Many Boy Scout camps are up for sale. The government should buy them.

Tom Condon, a former Hartford Courant columnist and editorial writer, writes online about Connecticut urban and regional affairs for the CT Mirror.

The Inflation Reduction Act signed into law last month includes billions of dollars for conservation and forestry. Let me suggest a way to spend some of it: Buy Boy Scout camps. Get them while supplies last.

The Boy Scouts of America organization is, as the cops say, jammed up. The BSA is in federal bankruptcy court in Delaware, where this past week it gained approval for a $2.46 billion plan to settle more than 82,000 claims of child sexual abuse spanning decades.

The BSA’s approximately 250 local councils will be on the hook for more than $500 million in cash or land, which is why many of them have sold, or announced they are selling, their camps.

Many of these camps are almost pristine, ecologically valuable parcels, with waterfront and forested land. While local governments and nonprofits are trying to save some of the camps, others are being sold and converted to other uses, including a gated community, a water park, a gravel mine and an off-road driving facility.

The federal government needs to step in. This is the moment when these lands will be saved or lost.

BSA campgrounds were being sold even before the sexual-abuse scandal sent the organization into Chapter 11. The BSA has been losing membership for decades, from more than 4 million in the 1970s to less than 800,000 today.

The decline has left the Boy Scouts with more properties than they need. My own Boy Scout camp, Camp Wakenah, on an exquisite 32-acre lakefront site in rural Connecticut, was sold two decades ago and is now a multimillion-dollar residence that offers, among other amenities, an elevator to the wine cellar. Some might view that as an upgrade from a dirt path to the outhouse; I do not.

The BSA bankruptcy and looming settlement only hastened the pace of camp divestment. In July, New York magazine called it “The Great Boy Scouts Land Sell-Off.”

Evidence in the bankruptcy case indicated that local councils own as many as 2,000 camps worth $8 billion to $10 billion, an attorney representing 12,000 claimants told the Associated Press in June. The councils control 35,000 acres in New York state alone, a larger footprint than that of Disney World in Florida, New York magazine noted.

Keeping Scout properties as open space can be a challenge. Consider the Deer Lake Scout Reservation, in Killingworth, Conn., not far from my old camp. A year ago, the BSA’s Connecticut Yankee Council announced it was selling the wooded, 255-acre site.

The Trust for Public Land, a nonprofit that has preserved thousands of acres in the state, appraised the property and bid $2.4 million. A real estate developer nearly doubled that amount, offering $4.6 million.

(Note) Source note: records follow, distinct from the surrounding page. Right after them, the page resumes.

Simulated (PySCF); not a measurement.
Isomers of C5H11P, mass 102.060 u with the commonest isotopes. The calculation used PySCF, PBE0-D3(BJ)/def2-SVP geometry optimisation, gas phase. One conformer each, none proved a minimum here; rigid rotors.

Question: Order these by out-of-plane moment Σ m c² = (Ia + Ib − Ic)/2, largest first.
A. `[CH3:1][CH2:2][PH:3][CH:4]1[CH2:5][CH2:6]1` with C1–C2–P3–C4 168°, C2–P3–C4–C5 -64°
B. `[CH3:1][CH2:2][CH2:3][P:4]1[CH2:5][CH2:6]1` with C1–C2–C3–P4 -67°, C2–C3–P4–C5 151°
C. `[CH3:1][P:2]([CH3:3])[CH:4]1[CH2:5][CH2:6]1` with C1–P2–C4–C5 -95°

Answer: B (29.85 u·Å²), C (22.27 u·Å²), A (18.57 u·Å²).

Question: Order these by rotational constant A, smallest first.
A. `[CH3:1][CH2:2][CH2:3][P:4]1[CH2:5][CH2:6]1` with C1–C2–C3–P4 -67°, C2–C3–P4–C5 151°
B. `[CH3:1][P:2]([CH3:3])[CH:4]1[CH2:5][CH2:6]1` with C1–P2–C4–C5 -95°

But then, this summer, a nonprofit called Pathfinders, which for years had been running summer camping programs at Deer Lake under a lease arrangement with the Boy Scouts, stretched itself to the limit and came up with $4.75 million in contributions and loans to top the developer’s bid. The closing is scheduled for Thursday.

The nonprofit plans to maintain its camping program and keep the property, popular with hikers and birders, as open space.

Deer Lake is the kind of property that should be kept undeveloped. It’s heavily forested, with a mile-long lake and exotic rock formations. It is part of a broader greenway that includes a 17,000-acre state forest.

Small fragments of forests — topographical measles — aren’t of much environmental help, but large deep forests are. The benefits from deep woods include helping to clean air and water, store carbon in plants and soil, foster biodiversity and protect communities from flooding.

The Agriculture Department reports that the United States loses approximately 6,000 acres of open space — including “forests, grasslands, and other natural areas” — every day. Deer Lake nearly fell into that category.

It shouldn’t take a nonprofit’s last-minute rescue to save Boy Scout campgrounds from development when they come onto the market. There is plenty of precedent for government involvement in land preservation.

When Deer Lake appeared on the verge of being sold to a developer, Sen. Richard Blumenthal (D-Conn.) began looking into the use of money from the National Park Service’s Land and Water Conservation Fund to aid with the purchase of Deer Lake and other BSA properties on the market nationwide. That might be a useful strategy, but the Inflation Reduction Act’s funding for conservation and efforts to combat climate change seems especially suitable for this purpose.

No matter how it’s accomplished, many of these Boy Scouts properties should be saved, for ecological, recreational and aesthetic reasons — and, who knows, maybe one day they’ll be needed to serve as campgrounds again. Once they’re gone, it’s pretty much an elevator to the wine cellar.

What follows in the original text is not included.